Legal Misclassification and Power Asymmetries in the “Sharing Economy”: Harnessing the Potential of Private Law

Dr. Juan Diaz-Granados is a Lecturer at the Australian Catholic University (Sydney, Australia). This post is based on his two recent co-authored articles, ‘Employees, Contractors and Hybrid Workers: Rethinking Legal Categories in the Sharing Economy’s Platform-User-Provider Model’ (2022) and ‘Power Imbalance in the Sharing Economy Platform Technologies: Potential Solutions from Contract Law’ (2023), published in the Australian Business Law Review (Thomson Reuters).
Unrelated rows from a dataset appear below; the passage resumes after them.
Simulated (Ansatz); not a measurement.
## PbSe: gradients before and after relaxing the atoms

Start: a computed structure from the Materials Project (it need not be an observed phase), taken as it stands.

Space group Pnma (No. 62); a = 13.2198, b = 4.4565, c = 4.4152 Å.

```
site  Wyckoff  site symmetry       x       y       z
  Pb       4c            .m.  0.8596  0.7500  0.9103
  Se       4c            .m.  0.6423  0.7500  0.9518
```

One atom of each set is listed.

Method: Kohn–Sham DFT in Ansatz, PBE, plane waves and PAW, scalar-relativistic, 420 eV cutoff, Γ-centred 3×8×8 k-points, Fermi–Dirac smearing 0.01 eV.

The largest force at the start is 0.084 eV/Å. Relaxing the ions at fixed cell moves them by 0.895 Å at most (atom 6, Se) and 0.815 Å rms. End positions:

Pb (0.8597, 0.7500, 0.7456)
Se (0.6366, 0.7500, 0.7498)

The so-called “Sharing Economy” –– or, more accurately, the Platform Operator-User-Provider (‘PUP’) model (1)–– is a phenomenon that represents many challenges from a legal perspective, mainly because it does not fit comfortably within traditional legal relationships. Some categories of legal relationships that would protect weaker parties do not account for the triangular legal structure that supports the model –– composed of three different but interconnected legal relationships between Platform Operators (e.g. Uber), Users (e.g. Uber passengers), and Providers (e.g. Uber drivers). Other categories of legal relationships that preserve the structure usually create power asymmetries between these actors. (2)

In these two articles, (Diaz-Granados and Sheehy, 2022) and (Diaz-Granados and Sheehy, 2023), it is argued that the commonly used classifications of worker-related relationships –– that is, the employment relationship and the independent contractor relationship –– are unfit to regulate the interaction of the actors involved adequately. These categories have been developed to address issues arising from orthodox bilateral legal relationships, not complex tripartite, technology-based interactions. Instead, customised legal categories such as Transportation Network Companies (TNCs) (3) or Transport Booking Services (4) provide alternative categories that achieve broader public policy objectives while maintaining the legal and business structure behind the model. Yet, in the absence of these new classifications, private law still offers a potential avenue of protection.

Particularly, an approach that integrates principles, doctrines and rules of contract law, implied terms, and general consumer law holds substantial potential in resolving the categorisation problem and redressing the power imbalance that pervades the “Sharing Economy” businesses. Contract law, therefore, can be used as an overarching tool to address the existing power imbalance within existing legal frameworks, offering surprisingly more regulation for the conduct of the “Sharing Economy” actors than is usually considered without the need for law reform.


(1) See, Juan Diaz-Granados & Benedict Sheehy, The Sharing Economy & the Platform-User-Provider ‘PUP Model’: Analytical Legal Frameworks, 31(4) FORDHAM INTELL. PROP. MEDIA & ENT. L. J., 997 (2021).

(2) For a full analysis of potential legal categories applicable to the model, See, Juan Diaz-Granados, Potential Legal Categories in the Sharing Economy's Platform Operator-User-Provider Model: A Taxonomic and Positive Approach — Part 1, 62(2) JURIMETRICS J., 197 (2022); Juan Diaz-Granados, Potential Legal Categories in the Sharing Economy’s Platform Operator-User-Provider Model: A Taxonomic and Positive Approach — Part 2 62(3) JURIMETRICS J., 241 (2022).

(3) See, e.g., CAL. PUB. UTIL. CODE (2014) § 5431(c).

(4) Road Trans. (Pub. Pass. Serv.) Act 2001 (Act) (Austl.).


Cite as: Juan Diaz-Granados, Legal Misclassification and Power Asymmetries in the “Sharing Economy”: Harnessing the Potential of Private Law, LAW AS SCIENCE: LEGAL METHOD LAB (June 22, 2023), www.lawasscience.org/legal-method-lab/legal-misclassification-and-power-asymmetries-in-the-sharing-economy-harnessing-the-potential-of-private-law.